How could you tell if a Scrum Master is not doing their job well?
Identifying whether a scrum master is doing their job well is an interesting and tough question to answer. Scrum Masters are not directly responsible for delivery nor are there too many metrics available to measure their success directly.
That’s tricky because Scrum Master’s don’t have tangible output.
The product delivered at the end of each sprint cycle isn’t on the Scrum Master; it’s on the development team that created it.
So, we wouldn’t be asking whether the product is going well. We would be evaluating whether the environment is improving. Are the team becoming better with each sprint, or are they stagnating? Are the team collaborating well together, and are they improving as a cohesive unit?

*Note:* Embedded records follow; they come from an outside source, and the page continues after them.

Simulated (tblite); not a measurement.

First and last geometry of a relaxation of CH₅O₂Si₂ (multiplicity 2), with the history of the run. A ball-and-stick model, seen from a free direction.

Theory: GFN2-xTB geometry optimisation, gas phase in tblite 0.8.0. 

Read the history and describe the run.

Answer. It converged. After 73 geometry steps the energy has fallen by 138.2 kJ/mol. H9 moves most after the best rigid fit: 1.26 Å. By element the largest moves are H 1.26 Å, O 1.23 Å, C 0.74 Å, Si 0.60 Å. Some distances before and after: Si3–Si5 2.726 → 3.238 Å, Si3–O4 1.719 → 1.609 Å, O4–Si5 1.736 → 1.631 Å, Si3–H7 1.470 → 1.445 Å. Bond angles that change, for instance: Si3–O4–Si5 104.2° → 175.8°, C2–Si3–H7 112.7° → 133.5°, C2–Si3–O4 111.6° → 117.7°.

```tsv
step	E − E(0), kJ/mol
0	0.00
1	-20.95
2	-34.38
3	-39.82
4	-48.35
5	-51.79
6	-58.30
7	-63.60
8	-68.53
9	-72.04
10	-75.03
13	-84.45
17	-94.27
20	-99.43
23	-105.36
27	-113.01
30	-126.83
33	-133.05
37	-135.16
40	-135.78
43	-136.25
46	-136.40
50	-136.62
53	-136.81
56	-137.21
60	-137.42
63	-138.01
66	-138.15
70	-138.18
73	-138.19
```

The problem for Scrum Masters is that they are working in such complex, interdependent and interlinked spaces that it’s hard to isolate precisely which metrics would best measure a Scrum Master’s performance.
A Scrum Master could be doing a great job, and the team could still be underperforming because of organisational policies and bottlenecks. Sure, you could measure how effectively the Scrum Master is removing those impediments, but often Scrum Masters don’t have the authority to make policy or solve bottleneck issues.
They need to work with people in the team and people within the organisation to help resolve those issues. They coach. They consult. They communicate. But they aren’t able to remove those impediments by themselves.
Influence versus Authority.
So, again, it’s hard to pin that on the Scrum Master, given the situation’s complexity.
At this point, you should have picked up that it is incredibly complicated to discern whether a Scrum Master is doing a great job or not because they might be doing their best and nothing is changing.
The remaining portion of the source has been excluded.